One important thing to note is that there’s an element of randomness at play, which means that results will differ per run. I didn’t bother to set any seeds here, but if you care about reproducibility, it’s probably a good idea.
Implementation
I’ll start with a bit of pseudo-code describing the steps above. We’ll rely on the graph data structure to store all our edge/node information, as well as tell us who the neighbors are.
edges
nodes
graph <- to_graph(nodes, edges)
# every node starts in its own group
starting_groups <- nodes %>% mutate(group = 1:length(nodes))
groups_are_same <- FALSE
while(!groups_are_same) {
# the map would have to be replaced with a for-loop in the async version
new_groups <- map(nodes, ~determine_new_group(.x, starting_groups, graph))
groups_are_same <- new_groups == starting_groups
starting_groups <- new_groups
}
new_groups
The pseudocode doesn’t work yet, but it provides a structure to build off of. Now we just need to flesh out the pieces. We’ll start with some real data. In an effort to keep the code readable, I’m using variable names that are also igraph
function names. Not ideal but going forward with it.
edges <- hs
graph <- as_tbl_graph(hs, directed = FALSE) #infers nodes from the edges
nodes <- graph %>% activate(nodes) %>% as_tibble() #extract dataframe of nodes
For the algorithm code, I’ve only had to make a few small changes to make it almost work. I’ve wrapped it in a run_lpa()

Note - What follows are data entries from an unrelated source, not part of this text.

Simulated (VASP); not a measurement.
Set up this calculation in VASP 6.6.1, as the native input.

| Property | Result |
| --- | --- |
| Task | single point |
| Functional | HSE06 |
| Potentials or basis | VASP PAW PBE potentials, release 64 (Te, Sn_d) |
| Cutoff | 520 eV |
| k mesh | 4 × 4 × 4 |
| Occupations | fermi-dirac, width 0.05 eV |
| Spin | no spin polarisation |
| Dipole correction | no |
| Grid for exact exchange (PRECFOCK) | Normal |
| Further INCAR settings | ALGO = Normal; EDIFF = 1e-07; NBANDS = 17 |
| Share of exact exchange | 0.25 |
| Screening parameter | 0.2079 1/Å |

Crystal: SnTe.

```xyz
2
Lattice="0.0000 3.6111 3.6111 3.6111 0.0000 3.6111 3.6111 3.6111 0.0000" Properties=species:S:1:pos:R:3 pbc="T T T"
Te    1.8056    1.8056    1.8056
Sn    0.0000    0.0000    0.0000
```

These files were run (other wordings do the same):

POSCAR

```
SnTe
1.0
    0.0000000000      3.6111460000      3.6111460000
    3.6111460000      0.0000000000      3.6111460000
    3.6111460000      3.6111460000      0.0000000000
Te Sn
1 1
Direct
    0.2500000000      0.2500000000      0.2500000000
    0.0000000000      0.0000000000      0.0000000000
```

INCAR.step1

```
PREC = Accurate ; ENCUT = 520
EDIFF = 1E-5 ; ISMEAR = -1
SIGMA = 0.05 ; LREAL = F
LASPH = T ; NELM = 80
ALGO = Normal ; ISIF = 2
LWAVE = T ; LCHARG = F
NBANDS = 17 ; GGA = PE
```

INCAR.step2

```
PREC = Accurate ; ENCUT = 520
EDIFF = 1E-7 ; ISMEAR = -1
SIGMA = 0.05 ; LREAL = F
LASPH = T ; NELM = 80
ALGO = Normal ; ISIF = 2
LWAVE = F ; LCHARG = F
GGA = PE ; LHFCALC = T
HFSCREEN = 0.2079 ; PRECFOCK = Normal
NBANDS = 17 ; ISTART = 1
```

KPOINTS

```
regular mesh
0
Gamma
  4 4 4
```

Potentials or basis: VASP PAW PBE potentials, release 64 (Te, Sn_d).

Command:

function so we can easily run it multiple times. All we’re missing now is a determine_new_group()
function that will return a data frame with new group.
run_lpa <- function(nodes, graph) {
starting_groups <- nodes %>% mutate(group = row_number())
groups_are_same <- FALSE
while(!groups_are_same) {
new_groups_vec <- map_chr(nodes$name, ~determine_new_group(.x, starting_groups, graph))
groups_are_same <- identical(new_groups_vec, starting_groups$group)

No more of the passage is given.